It's two weeks until the Queensland Election and the contest is an interesting study in contrasts.  In the blue corner we have perhaps the most Presidential campaign in Australian history.  Campbell Newman, the LNP leader, is not even a member of Parliament, trying to gain a 7% swing in Ashgrove as well as lead his party to success.  The campaign is all about Newman.  The LNP campaign slogan is his nick-name, "Can-Do", usually said in a slightly ironic tone.  His party is not bidding to be the government, it is bidding to make him the Premier.

Meanwhile in the pale pink corner, beyond the daily media grind the Labor campaign is just the opposite.  Premier Anna Bligh is all but invisible in local campaign material, the focus firmly on the local candidates.  This is most obvious in the seat of Ashgrove, where Newman's bid for a seat is opposed by the "Keep Kate" campaign.  Labour MP Kate Jones quit her cabinet post almost a year ago to devote herself to keeping her seat in the face of Newman's challenge and if you click on the link you will notice that Anna Bligh and Labor do not appear on the Keep Kate website.

The tactic appears to be working.  A recent poll in Ashgrove shows Jones with a slight lead over Newman.  The Labor Party is banking on her local popularity trumping the profile of Newman, who is still relatively popular across Brisbane despite his two terms as Lord Mayor.  He is possibly not quite so popular in Ashgrove.  Neither is Anna Bligh apparently, but unlike Newman she doesn't need the people of Ashgrove to vote for her, just for Kate.

It raises an interesting question.  The LNP will never admit it, but one of the reasons they focus so strongly on Newman is that they don't have a lot else to offer.  The LNP is an uneasy merger between the city-based Liberals and the rural Nationals, and rivalries are always close to the surface.  Just before this election got under way, we had a senior ex-National lobbying publicly for some of his ex-National Party mates to be included in the ministry.  The party clearly has little capacity to vet candidates.  It has now lost two Gold Coast candidates to various scandals and has another one accused of hosting a porn website.  Meanwhile, they are frantically releasing policies but not their costings, suggesting that perhaps they might be making it up as they go along.
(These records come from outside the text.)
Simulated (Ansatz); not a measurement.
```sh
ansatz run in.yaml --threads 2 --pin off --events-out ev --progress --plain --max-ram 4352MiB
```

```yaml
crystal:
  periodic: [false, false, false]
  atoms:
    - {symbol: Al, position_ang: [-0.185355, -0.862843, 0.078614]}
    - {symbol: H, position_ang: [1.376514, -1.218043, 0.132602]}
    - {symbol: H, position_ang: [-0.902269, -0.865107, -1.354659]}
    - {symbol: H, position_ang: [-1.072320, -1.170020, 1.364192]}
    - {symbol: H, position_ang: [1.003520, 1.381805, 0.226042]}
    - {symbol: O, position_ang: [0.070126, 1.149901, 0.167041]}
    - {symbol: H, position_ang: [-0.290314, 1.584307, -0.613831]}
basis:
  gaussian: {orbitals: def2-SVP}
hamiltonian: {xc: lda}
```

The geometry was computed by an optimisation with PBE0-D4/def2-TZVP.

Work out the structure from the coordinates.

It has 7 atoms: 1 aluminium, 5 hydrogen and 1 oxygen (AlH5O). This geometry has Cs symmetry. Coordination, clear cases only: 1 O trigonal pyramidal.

So this can go three ways.  Newman could win his seat and his party could win government.   In this case, he will have to somehow coax the rabble he leads into forming a workable government and getting on with the job instead of acting like idiots.  I guess it's possible.

The second possibility is that Newman could fail to win his seat, but his party could win a majority anyway.  In this case, the LNP, not to mention the State, will be in trouble.  Having run a presidential campaign but failed to get their president elected, they will have to turn back to one of the unispiring people they passed over a year ago in promoting Newman.  Kate would be delighted but the rest of us would be left feeling rather hollow.

The third possiblity, of course, is that people's disillusionment with the Labor government will be overwhelmed by the realisation that the LNP is even worse, and Labor will be returned, no doubt with the slimmest of majorities.  This seems unlikely, but in this case, we know that Anna Bligh will almost certainly still be there to lead them, representing as she does one of the safest Labor seats in the State.

Personally. I don't find any of the alternatives that exciting.  I've never voted for the conservative parties in my life and am not about to start now.  However, the reforming zeal has long since departed from Queensland Labor, leaving them to manage the results of past reforms - and that none too competently.  The Queensland Health pay fiasco goes on and on, while on the relatively minor matters on which I deal with the government the wheels seem to be be stuck fast.  Something has to change, but I don't think President Newman is the answer, and a Newman-less LNP is even less so.